Collision, Spring, Energy Balance

Q. Collision, Spring, Energy Balance

Question. 

Body A, of mass 2kg, has a light spring attached to it as shown in the adjoining figure.

Body B has a mass of 5kg and is initially suspended by a string of length 0.1m. Body A moves with a velocity of 3.5m/s over a frictionless plane directly towards body B as shown in Fig. 1.1. The two bodies undergo an elastic collision, during which the spring on body A is compressed as shown in Fig. 1.2 and then the spring extended. The two bodies separate after collision as shown in Fig. 1.3

i)During the maximum compression, the initial kinetic energy of A is more than the total kinetic energy of A and B. Explain why this is possible.

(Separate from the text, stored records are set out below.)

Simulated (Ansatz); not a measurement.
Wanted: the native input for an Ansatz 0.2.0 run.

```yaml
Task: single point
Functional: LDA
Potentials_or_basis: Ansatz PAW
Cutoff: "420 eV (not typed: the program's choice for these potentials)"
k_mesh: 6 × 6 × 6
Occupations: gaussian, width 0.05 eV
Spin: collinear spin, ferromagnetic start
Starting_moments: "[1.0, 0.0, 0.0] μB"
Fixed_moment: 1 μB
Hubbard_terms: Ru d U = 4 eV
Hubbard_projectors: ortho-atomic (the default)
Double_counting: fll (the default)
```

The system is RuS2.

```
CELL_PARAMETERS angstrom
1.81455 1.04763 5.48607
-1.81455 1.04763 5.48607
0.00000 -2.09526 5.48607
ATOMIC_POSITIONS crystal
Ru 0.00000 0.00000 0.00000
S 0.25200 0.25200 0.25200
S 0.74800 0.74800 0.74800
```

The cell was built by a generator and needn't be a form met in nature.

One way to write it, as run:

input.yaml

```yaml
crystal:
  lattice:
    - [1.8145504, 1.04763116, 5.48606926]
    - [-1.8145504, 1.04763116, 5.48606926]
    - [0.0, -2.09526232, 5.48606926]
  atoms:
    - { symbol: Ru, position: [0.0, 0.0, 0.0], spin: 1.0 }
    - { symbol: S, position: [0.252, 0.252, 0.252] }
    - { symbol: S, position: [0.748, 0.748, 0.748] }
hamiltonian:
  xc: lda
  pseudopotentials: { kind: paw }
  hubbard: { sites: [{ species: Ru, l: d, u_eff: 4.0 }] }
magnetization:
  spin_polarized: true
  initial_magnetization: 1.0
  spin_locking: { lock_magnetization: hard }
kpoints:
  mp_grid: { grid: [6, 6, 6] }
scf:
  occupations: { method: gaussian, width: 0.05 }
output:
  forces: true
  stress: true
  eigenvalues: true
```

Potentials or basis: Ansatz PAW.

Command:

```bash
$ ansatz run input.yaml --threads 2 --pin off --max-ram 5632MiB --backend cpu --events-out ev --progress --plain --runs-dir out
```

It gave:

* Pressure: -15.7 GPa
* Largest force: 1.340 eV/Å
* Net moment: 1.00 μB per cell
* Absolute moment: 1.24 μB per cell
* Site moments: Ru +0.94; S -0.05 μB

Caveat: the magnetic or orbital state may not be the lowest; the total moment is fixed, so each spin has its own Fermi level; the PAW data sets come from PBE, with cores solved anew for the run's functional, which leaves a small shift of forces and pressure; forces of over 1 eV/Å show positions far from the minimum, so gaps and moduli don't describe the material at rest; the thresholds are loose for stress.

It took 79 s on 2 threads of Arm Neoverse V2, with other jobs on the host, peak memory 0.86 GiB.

ii)Find the velocities VA and VB after the collision.

iii)Calculate the tension of the string when B swings through an angle of 30 degrees and reaches point C (Take g=10m/s^2).

Answer .

i)

During the maximum compression, kinetic energy of A is converted into the kinetic energy of B plus potential energy stored in the spring. Thus, kinetic energy of A is zero and of its original kinetic energy only a part is converted into the kinetic energy of B and the balance is stored as the potential energy in the spring. This is the reason why original kinetic energy of A is more than the sum of the kinetic energy of A at maximum compression of the spring (which is zero) and the kinetic energy of B (which is only a part of the kinetic en energy of A).

(ii)
By the law of conservation of linear momentum,

2 * 3.5 = 2 * (- VA) + 5 * VB

=> VA = 2.5VB - 3.5 ... ( 1 )

As A moves on frictionless plane and collision is elastic, kinetic energy is also conserved.

=> (1/2) * 2 * (3.5)^2 = (1/2) * 2 * VA^2 + (1/2) * 5 * VB^2

=> 2.5 VB^2 = (3.5)^2 - VA^2

Plugging the value of VA from ( 1 ),

=> 2.5VB^2 = 12.25 - (2.5VB - 3.5)^2

=> 2.5VB^2 = 17.5VB - 6.25VB^2

=> 8.75VB = 17.5

=> VB = 2 m/s.

and VA = 2.5VB - 3.5 = 2.5 * 2 - 3.5 = 1.5 m/s.

(iii)

When B goes to point C, it rises through height, h

= (0.1) (1 - cos30°) and gains PE

= mgh

= 5*10*(0.1)(1 - cos30°) J

= 0.67 J

KE at C = KE at B - 0.67

=> (1/2) * 5 * v^2 = (1/2) * 5 * (2)^2 - 0.67

=> v^2 = 2.68 J

If T = tension in the string, balancing forces radially,

T - mgcos30° = mv^2/r = 5 *2.68/(0.1)

=> Tension, T

= 5*10*cos30° + 5*26.8 N

= 177.3 N.